And during the great tribulation will a faithful remnant of Jews suffer under the man of sin, as these three Hebrews suffered; but they will likewise be delivered.
Verses 26-30. Once more Nebuchadnezzar acknowledged God and made a decree that severe punishment should be the lot of all who say anything amiss against the God of Daniel's companions.
CHAPTER 4 The Tree Vision of Nebuchadnezzar
1. The king's proclamation (4:1-3) 2. The king relates the tree vision (4:4-18) 3. Daniel interprets the vision (4:19-27) 4. The tree vision fulfilled, the king's abasement and his restoration, (4:28-37)
Verses 1-3. This chapter is in form, at least in part, of a proclamation. This proclamation must have been written after the king had passed through the experience recorded in this chapter.

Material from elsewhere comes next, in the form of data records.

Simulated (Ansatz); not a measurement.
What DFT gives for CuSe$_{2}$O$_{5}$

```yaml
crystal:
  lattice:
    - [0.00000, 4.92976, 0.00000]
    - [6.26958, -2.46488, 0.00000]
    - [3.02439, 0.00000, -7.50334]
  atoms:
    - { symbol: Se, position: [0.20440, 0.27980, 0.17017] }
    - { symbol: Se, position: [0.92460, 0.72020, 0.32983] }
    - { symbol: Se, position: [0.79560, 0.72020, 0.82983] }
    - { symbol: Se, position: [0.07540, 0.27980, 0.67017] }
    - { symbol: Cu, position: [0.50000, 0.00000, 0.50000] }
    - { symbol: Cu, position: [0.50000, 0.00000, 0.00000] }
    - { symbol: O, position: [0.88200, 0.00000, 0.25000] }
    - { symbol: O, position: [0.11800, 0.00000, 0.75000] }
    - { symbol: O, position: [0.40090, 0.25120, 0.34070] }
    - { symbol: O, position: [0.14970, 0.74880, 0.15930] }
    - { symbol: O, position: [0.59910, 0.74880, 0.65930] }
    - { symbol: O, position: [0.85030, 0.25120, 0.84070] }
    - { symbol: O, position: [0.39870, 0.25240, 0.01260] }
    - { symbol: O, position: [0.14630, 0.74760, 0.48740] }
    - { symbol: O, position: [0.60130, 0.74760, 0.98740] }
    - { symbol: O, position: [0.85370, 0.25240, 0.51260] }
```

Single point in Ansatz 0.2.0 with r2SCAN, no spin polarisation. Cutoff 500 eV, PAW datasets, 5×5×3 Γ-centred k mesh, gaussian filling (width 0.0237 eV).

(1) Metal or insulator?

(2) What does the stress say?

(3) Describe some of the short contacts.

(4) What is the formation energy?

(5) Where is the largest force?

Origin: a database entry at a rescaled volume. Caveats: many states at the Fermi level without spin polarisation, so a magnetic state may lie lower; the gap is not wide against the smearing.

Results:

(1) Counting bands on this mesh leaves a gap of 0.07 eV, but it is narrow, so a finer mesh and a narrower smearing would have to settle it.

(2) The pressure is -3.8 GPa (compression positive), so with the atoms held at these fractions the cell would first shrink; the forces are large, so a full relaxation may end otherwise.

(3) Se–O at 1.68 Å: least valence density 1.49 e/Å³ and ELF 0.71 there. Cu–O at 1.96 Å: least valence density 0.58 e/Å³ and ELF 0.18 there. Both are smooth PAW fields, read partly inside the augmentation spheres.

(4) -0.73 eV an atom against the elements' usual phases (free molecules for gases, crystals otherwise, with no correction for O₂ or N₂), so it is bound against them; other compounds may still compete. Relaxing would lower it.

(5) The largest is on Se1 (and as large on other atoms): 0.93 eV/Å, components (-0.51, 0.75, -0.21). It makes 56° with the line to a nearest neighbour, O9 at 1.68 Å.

Verses 4-18. Read carefully the vision the king had and compare with Ezekiel 31:3 and Matthew 13, the parable of the mustard seed. In each case the great big tree is the symbol of pride and self-exaltation.
Verses 19-27. The prophet's interpretation of this dream needs no further comment. A careful reading will make it clear in its meaning.
Verses 28-3 7. Twelve months later he walked in the palace of the kingdom of Babylon. Then with a haughty mien he utters the fatal words: "Is not this great Babylon, that I have built for the house of the kingdom by the might of my power and for the honor of my majesty." Notice the personal pronoun. But while he yet uttered these words a heavenly voice was heard which announced that the kingdom is departed from him. What Daniel had said in his interpretation is repeated from heaven. The same hour was the thing fulfilled upon Nebuchadnezzar and he was driven from men and did eat grass as the oxen, and his body was wet with the dew of heaven, till his hairs were grown like eagles feathers, and his nails like birds' claws. And after the seven times had passed over him his understanding returned unto him and he blessed the Most High.
The great characteristic here is pride and self exaltation. As judgment came upon the great monarch in the beginning of the times of the Gentiles, so judgment will yet fall upon this proud and self exalting age of the Gentiles. That great big, political and religious tree will some day be hewn down and be destroyed.
And Nebuchadnezzar's great humiliation in becoming a beast for seven times (seven years), points us to the end of this Gentile age once more. (The attempt to ascertain from this "seven times" the length of the times of the Gentiles as some do lacks the support of Scripture. The seven times mean seven years.) Apostasy from God will be the great characteristic of that end. There will be no more looking up to God, but the attitude of the beast will be the attitude of the nations. We see much of this already. They mind earthly things and become the "earth dwellers" so frequently mentioned in the book of Revelation. Madness and bestiality will seize upon the Gentiles, after the One who hinders, the Holy Spirit is removed. Then proud and apostate Christendom will believe the lie and follow the beast with its lying wonders. This will last seven times, that is, seven years.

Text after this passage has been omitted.